Curious about The Living Museum's existence I visited the site myself and begun a riveting conversation with a Degas drawing Dancers at the Barre from c. 1866-67. I asked it potentially leading questions (I am no scientist and can make no accounts for bias) about its' feelings, thoughts on existence and thoughts on degas - everything that I could ask a human about it. To my disappointment and sadness the drawing simply used a lot of glamorising adjectives to describe itself and Degas, it appeared to rely heavily on the metadata provided by the British Museums online database and other online discussion of Degas' work. Really it lacked the nuance that I often find present within actual museums where curators have worked diligently to contextualise works. I for one would still much rather view the work in person and discuss it with another human opposed to this simulation of the object-self. The Living Museum Project highlights how our increasingly digital world could impact the role of archives and databases. Archives and databases need to be accessible digitally yes, but we cannot lose their physicality and inherent object-ness. In a world where we crave human connection, we must have human contact for otherwise we become lost in this digital echo-chamber of data.

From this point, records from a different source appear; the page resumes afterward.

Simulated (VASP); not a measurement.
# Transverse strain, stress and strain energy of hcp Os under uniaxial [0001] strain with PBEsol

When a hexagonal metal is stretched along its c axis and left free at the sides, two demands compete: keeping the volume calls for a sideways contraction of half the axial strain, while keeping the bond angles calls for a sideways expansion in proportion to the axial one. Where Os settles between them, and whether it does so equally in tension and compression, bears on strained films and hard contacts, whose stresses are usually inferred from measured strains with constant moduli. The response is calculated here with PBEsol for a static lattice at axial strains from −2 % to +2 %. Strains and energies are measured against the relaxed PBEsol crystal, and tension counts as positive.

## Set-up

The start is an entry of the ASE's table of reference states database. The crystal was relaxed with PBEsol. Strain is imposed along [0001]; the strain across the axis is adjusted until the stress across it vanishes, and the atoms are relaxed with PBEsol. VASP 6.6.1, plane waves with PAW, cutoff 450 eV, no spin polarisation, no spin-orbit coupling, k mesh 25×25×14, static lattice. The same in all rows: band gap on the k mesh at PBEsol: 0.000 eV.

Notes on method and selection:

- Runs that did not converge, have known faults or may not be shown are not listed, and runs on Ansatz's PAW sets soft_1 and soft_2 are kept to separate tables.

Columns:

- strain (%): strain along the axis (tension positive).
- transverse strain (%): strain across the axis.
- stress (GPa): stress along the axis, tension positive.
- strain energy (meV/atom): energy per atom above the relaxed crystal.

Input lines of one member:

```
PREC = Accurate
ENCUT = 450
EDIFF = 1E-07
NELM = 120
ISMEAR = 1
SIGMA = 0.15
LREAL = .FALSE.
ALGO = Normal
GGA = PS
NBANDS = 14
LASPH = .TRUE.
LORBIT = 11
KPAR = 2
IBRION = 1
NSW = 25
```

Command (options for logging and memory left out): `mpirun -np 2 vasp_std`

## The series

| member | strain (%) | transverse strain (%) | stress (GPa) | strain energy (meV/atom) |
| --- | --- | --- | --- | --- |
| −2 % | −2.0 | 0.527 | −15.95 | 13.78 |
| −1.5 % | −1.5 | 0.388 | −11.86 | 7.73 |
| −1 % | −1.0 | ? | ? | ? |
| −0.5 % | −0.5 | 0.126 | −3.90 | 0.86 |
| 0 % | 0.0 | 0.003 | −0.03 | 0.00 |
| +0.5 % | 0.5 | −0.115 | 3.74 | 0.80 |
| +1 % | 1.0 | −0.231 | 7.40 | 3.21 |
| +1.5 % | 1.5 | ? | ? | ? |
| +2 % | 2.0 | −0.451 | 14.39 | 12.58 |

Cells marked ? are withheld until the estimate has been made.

Recent museum openings show consideration of this need for people to understand the importance of working museums. V&A Storehouse East in Hackney Wick invites visitors not just into carefully crafted displays and exhibits but into the vital operational areas of a museum. Archivists, conservationists, and collections management teams move and work between the many hallways and floors. Visitors can request to view objects up close and personal in 'object encounters' prior to their visit. Here the objects speak for themselves - without the assistance of AI - they become the central point to driving public engagement in culture and heritage through the human experience they provide. This recent opening of this new museum style shows hope for the longevity of these spaces. The art we encounter and stories they tell may be becoming increasingly digital but not every archive need dream of electric sheep, for some the fluffy leap of a real lamb is still to come.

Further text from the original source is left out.